FIRST AMENDMENT
TO
AGREEMENT OF SALE
THIS AGREEMENT, made and entered into as of the 16th day of August, 1996,
by and between LAUTREC A. & D., L.L.C., a Michigan limited liability company,
on behalf of an entity to be formed ("Purchaser"), and KNOLLWOOD VILLAGE
PARTNERS, an Illinois limited partnership ("Seller"), amends that certain
Agreement of Sale between Purchaser and Seller dated July 27, 1996 (the
"Agreement"), as follows:
1. Paragraph 1 is amended such that the Purchase Price shall be Twenty
Two Million Two Hundred Fifty Thousand ($22,250,000) Dollars.

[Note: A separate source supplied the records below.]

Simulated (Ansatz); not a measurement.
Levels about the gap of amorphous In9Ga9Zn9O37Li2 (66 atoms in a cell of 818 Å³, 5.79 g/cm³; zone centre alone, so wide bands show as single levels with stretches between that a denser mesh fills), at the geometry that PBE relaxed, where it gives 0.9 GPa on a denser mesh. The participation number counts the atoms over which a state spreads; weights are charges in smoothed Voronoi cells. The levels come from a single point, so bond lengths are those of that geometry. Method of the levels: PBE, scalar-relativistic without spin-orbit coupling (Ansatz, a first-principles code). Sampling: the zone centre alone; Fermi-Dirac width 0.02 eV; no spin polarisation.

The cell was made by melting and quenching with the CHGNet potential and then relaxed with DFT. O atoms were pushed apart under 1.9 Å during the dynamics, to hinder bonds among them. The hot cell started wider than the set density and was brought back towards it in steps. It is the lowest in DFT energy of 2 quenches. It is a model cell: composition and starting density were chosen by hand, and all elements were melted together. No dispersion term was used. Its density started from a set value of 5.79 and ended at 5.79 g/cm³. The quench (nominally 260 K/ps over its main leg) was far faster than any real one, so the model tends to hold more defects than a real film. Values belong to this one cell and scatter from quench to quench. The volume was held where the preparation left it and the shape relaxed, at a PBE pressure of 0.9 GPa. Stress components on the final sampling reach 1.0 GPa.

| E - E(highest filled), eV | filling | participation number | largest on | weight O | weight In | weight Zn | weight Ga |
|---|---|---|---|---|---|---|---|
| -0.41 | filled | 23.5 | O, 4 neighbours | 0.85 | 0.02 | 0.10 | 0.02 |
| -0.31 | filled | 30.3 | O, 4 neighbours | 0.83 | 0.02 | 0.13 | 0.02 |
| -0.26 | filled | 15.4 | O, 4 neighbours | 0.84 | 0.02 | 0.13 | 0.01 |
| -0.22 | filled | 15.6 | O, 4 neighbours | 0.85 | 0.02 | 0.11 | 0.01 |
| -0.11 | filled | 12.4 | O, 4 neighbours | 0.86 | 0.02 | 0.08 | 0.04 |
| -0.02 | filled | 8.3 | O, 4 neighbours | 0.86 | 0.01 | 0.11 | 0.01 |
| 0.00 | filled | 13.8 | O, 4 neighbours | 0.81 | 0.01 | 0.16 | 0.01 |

2. Paragraph 4.1 is amended to read as follows:
In addition to the costs set forth in Paragraphs 3.1 and 3.2,
Seller shall pay for the cost of the documentary stamps and transfer
taxes to be paid with reference to the "Deed" (hereinafter defined) and
Purchaser and Seller shall each pay for one-half (1/2) of all other
intangible, recording, sales tax and surtax imposed by law with
reference to any other sale documents delivered in connection with the
sale of the Property to Purchaser and all other charges of the Title
Insurer in connection with this transaction.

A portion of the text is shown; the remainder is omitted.